Philippine typhoon toll may hit 1,000

Sunday, December 3, 2006

Philippine president Gloria Macapagal-Arroyo declared a state of national calamity Sunday in the wake of Typhoon Durian, allowing the government to more rapidly release funds needed to bolster search and rescue efforts. Relief efforts in the Philippines faced delays Sunday for survivors, as fears grew of a rising death toll in the archipelago nation from last week's storm.

Red Cross officials recorded a death toll of at least 406, with 398 others missing and another 489 as injured, based on figures provided by mayors of devastated towns in the eastern Philippines, where Durian hit with 139 mph winds and torrential rains on Thursday.

Canada pledged $870,000 and the Netherlands Red Cross pledged $53,000 to help the country deal with the aftermath of the storm that triggered massive flooding and volcanic mudslides. The United States also promised an undetermined amount of aid.

Many provinces lost power, making communication virtually impossible. In one of the worst hit provinces, Albay, two villages were buried by volcanic mudslides and volunteers were working to recover bodies from the wreckage.

According to the Red Cross, rescue boats were used to survey the damage and take people to the 305 evacuation centers. The Red Cross estimated about 66,616 people were now homeless based upon the number of homes destroyed in the wake of Durian.

Earlier, the National Disaster Coordinating Council said 38,473 displaced people were in evacuation shelters.

Often hit by storms

The Philippines' location in the northwestern Pacific puts it right in the pathway of the world's top typhoon generator, according to meteorologists. Durian is the fourth devastating typhoon to strike the Philippines in the past four months, covering the Mayon volcano with so much wind and rain that ash and boulders cascaded down its slopes in walls of black mud that swamped entire villages Thursday.

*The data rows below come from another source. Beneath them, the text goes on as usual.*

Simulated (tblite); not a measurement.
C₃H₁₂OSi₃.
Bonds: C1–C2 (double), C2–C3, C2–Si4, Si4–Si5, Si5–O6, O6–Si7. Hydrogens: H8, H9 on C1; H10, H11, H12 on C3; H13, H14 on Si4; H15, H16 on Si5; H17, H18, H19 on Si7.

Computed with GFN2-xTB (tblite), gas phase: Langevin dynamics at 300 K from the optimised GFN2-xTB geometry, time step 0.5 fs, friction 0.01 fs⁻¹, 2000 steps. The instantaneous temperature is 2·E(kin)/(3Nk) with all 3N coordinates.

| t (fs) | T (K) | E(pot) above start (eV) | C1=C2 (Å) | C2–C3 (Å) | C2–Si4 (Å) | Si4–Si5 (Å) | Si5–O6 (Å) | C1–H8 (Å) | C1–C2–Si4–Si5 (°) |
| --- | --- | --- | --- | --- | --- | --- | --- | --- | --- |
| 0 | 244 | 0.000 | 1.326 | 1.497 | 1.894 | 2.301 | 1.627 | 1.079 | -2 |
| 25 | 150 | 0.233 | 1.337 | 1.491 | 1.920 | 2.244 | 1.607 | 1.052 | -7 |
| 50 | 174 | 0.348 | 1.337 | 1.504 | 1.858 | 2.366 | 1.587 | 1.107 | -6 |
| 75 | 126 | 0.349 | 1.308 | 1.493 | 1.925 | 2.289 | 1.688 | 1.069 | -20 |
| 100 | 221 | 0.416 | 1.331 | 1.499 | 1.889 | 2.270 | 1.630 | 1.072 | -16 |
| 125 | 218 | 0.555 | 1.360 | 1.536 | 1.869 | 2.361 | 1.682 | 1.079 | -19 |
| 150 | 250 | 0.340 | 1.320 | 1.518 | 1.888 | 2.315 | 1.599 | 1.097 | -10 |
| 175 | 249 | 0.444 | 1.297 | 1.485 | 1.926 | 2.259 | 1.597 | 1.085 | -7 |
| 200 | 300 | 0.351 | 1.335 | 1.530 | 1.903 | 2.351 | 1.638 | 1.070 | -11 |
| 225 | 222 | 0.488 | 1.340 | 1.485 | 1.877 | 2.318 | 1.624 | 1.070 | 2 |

Hemmed in by geography and poverty, the Philippines has tried to minimize the damage caused by the 20 or so typhoons that hit the sprawling archipelago every year. Nationwide in 2001-05, 2,892 people were killed and 909 others went missing in typhoons and other storms, which caused damage totaling US$521 million, says the National Disaster Coordinating Council.

Anthony Golez, the council's deputy chief, notes that the estimate doesn't include losses to employment and other economic opportunities, and that Filipinos should be "bombarded" with disaster information, including stories of the Indian Ocean tsunami two years ago and the February 2006 landslide in the central Philippine village of Guinsaugon that killed more than 1,000.

Senator Richard Gordon, who heads the Philippine National Red Cross, said better planning is needed. "The big problem here in our country is we don't plan our communities. It's every man for himself."